Thiele: I would say that one of the key problems most companies have is not being able to one, identify metrics, or two, identify data that they think is important to those metrics.
So you can have all the great metrics you want, you could have instant turnaround with information on customer interaction with your company’s products as an example. But if it takes you two weeks or two months or whatever to react and respond to that data, then you’ve lost most of the value associated.
What I’m seeing from a success standpoint are those that have a fairly large target of opportunity for set analytics, and where I’m seeing it is in two places, other than what was mentioned already. Retail is a great example. You can say Walmart’s been great at analytics for years, even in the early days of big data and analytics, they’ve been good for years. But where I’m really seeing it is on the factory floor and in large critical infrastructure. People are using analytics against expensive equipment and making real-time decisions about repair cycles and even refueling schedules on truck routes and things like that, that lead to greater efficiencies and overall improve performance or safety.
How important is analytics at the edge in the coming year?
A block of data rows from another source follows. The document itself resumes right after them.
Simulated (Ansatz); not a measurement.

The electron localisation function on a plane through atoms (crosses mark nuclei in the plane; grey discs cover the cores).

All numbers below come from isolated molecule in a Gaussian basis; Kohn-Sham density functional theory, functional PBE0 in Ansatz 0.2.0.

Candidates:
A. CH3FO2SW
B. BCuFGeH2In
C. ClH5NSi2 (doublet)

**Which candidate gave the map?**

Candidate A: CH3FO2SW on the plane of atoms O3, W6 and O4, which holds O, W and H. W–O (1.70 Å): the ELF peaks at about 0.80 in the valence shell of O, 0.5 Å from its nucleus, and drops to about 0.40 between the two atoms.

Mann: From my position at the center of the analytics world: analytics everywhere. Data is coming from so many places. As Mark said, some of this stuff is like, is my turbine gonna fail catastrophically, or can I spend a day shutting it down, doing some preventative maintenance, lose a grand, but get it working again? When that turbine is sending me signals every millisecond that says, “I’m fine, I’m fine.” Do I really need to use the bandwidth to transmit that to a central location and realize that turbine’s fine?
But I need that one data point that says, “Not so fine.” So I think it will happen everywhere. I deal mostly with centralized enterprise-style analytics, I think the edge will be hard for analytics as well.
Thiele: Edge is an incredible opportunity to collect new data and use that data in new ways. Most of the customers that I’ve worked with, friends that I’ve worked with who are doing things around edge, my initial efforts around edge have indicated that data volumes tend to be a lot bigger than what most people originally anticipated. And once they start solving for one problem they realize they can solve for additional problems, which only magnifies the data collection and reuse opportunity.
And to Andi’s point, simply said, it doesn’t make sense in most cases to send that data somewhere else. In real terms from an ROI standpoint, in many cases, it’s just not financially viable to send the data somewhere else.
Edge historically has been defined as a latency-driven opportunity, or opportunities that benefit largely from latency. Latency in many cases, will actually be a positive by-product of the fact that in order to get value out of the data and do it at the lowest possible cost, you’ll wanna crunch the analytics against it, right there, where it’s created.
Kavis: I’ll use the example of wind turbines. So wind turbines have all these sensors on them and they have actuators on them. The actuator will help shift the angle of the blades to maximize capacity of energy.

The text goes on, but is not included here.